Council’s 13.6 per cent tax hike expected to pass

Council has been divided on the tax increase since it was carried at a finance meeting March 27

A budget opposed by almost half of city council and protested by hundreds of Campbell Riverites was expected to be adopted by council Tuesday night.

Despite Mayor Walter Jakeway’s call for a tax revolt, a public protest outside city hall, and twenty-six delegations condemning a 13.6 per cent tax increase, the budget likely passed all three readings at last week’s council meeting, after the Mirror went to press (see for the latest).

The budget was slated for adoption, making a 13.6 per cent residential tax hike official, despite pleas from the public to take another look at the budget.

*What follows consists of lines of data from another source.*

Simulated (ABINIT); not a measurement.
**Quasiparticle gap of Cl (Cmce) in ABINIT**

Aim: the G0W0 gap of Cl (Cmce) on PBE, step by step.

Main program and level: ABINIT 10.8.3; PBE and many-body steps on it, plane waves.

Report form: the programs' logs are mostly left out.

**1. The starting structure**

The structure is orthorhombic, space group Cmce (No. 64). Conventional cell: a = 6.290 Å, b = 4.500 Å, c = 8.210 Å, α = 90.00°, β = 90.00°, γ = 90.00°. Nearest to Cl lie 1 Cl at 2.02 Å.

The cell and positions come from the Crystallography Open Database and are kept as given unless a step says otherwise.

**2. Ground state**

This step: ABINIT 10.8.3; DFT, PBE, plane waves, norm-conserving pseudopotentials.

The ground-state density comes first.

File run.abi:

“I’m asking you to go back and re-assess what you’re doing. I’m worried about all of you, what you’re getting into,” said Michele Murphy during a delegation April 17. “If you have to do a tax increase – don’t make it 13.6. That’s ridiculous. Work with us.”

Other delegates, including Ray Green and Mark Sullivan, who ran for city council in November’s election, also asked council to go back and re-consider the budget.

Council has been divided on the tax increase since it was carried at a finance meeting March 27.

The vote narrowly passed by a 4-3 margin with councillors Ryan Mennie, Claire Moglove, Larry Samson and Mary Storry one one side, with the mayor and councillors Andy Adams and Ron Kerr on the other.  Adams said the budget carried a “significant” increase, an “unprecedented” draw on reserves and not enough cuts.

“No one likes to cut services or adversely impact on people’s jobs but we’re entrusted to look at all avenues, and leave no stone unturned,” Adams said at last week’s council meeting. “Unfortunately, I do not believe we’ve done that.”

The most significant cuts to the budget include: reduction of council travel ($18,500); elimination of a bylaw enforcement officer ($68,718); contracting out cemetery maintenance ($16,700); 50 per cent reduction in grass trimming and manual mowing ($14,000); twenty-five per cent reduction in horticulture ($49,000); decrease of $90,000 in maintenance and repairs on city facilities; not participating in Communities in Bloom ($24,000); eliminating skate park hosts ($18,976); not filling a maternity leave position ($69,815); and eliminating a vacant admin assistant ($35,467). Jakeway has also maintained council did not go far enough and said earlier this month “the public is being screwed.”

That prompted Campbell River taxpayers to band together via Facebook and organize a march before the April 3 council meeting.

Jakeway said this year’s budget will put Campbell River’s recovery back a year.